Dog owners are more likely to anthropomorphise their pets than cat owners according to a study as long ago as 1968. This is hardly surprising since dogs are pack animals and they look up to the alpha dog i.e. the human owner. The dog is less independent than a cat and therefore there is likely to be a closer connection in general which can lead to anthropomorphising the dog. I’m talking about the humanisation of dogs.
One study found that dogs can play one of three roles or all three: as a projection of the human-self, where the dog facilitates interactions with other people and where the dog is anthropomorphised and serves as a “human companion”. In the latter function, the dog is seen more as a person and less as an animal. They can be perceived as a child surrogate or part of the family with whom they can communicate as if communicating with a human family member. Several studies have equated the human-to-dog relationship with that of a child with family-member status.
People who think of the dog as a human are more likely to communicate in ‘doggerel’ and make better attempts to understand dog communications. One study (‘Understanding dog–human companionship’) found that women are more likely to anthropomorphise their dogs. Participants in the study who were in the over-65 group scored lowest in humanising their dog.

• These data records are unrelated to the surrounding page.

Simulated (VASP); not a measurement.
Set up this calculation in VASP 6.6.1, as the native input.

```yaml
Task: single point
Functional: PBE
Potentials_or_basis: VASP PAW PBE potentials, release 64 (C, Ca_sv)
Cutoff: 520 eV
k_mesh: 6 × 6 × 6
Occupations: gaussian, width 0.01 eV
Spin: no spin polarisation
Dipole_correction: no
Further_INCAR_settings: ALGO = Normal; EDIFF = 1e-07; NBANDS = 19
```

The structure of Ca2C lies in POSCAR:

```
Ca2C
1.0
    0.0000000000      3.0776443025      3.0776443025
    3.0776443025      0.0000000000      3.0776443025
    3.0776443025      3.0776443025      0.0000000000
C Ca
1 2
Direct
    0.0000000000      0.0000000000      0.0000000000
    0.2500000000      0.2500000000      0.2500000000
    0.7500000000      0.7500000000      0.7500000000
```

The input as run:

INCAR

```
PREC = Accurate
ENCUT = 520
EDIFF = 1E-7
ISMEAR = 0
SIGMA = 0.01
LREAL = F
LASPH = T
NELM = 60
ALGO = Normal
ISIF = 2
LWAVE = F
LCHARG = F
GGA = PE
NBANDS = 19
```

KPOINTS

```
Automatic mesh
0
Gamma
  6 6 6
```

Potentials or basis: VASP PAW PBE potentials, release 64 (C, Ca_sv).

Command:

Dog owners without children surprisingly “have a higher dog-orientated self-concept”. They are more likely to see their dogs as animal companions than as children.
People with some sort of college education or more likely to humanise their dogs and have a higher level of symbiotic relationship (mutually beneficial) compared to people with no college experience. Symbiosis and humanising dogs go together, I guess.
And when a person lives with a dog for longer than 10 years, they have they “highest scores on the dimensions of symbiotic relationship and anthropomorphism”. In other words, the longer you live with your dog the more likely it is to be genuinely symbiotic which leads to seeing your dog as a human family member. That is unsurprising. In fact, it is entirely to be expected.
Another study (‘An Examination of the Relations between Social Support, Anthropomorphism and Stress Among Dog Owners’) assessed whether humanising a dog companion helped to relieve stress in the owner. They found that dog owners who thought they received low levels of social support were more likely to “engage in high levels of anthropomorphic behaviour”.
I take this to mean that when a dog owner feels isolated, perhaps doesn’t have that many friends and doesn’t receive the support of a family they are more likely to turn to their dog companion as a family member and for support.
Set against that these findings they also found that some cases, albeit a small percentage, when an owner humanised their dog companion it can cause stress. I’m going to try and interpret this as well. This may occur for a number reasons but one of them might be that when a person anthropomorphises their dog, they expect them to behave like a human. Their expectations about their dog’s behaviour become misplaced. They might be disappointed. This can lead to stress in the human and perhaps in the dog as well.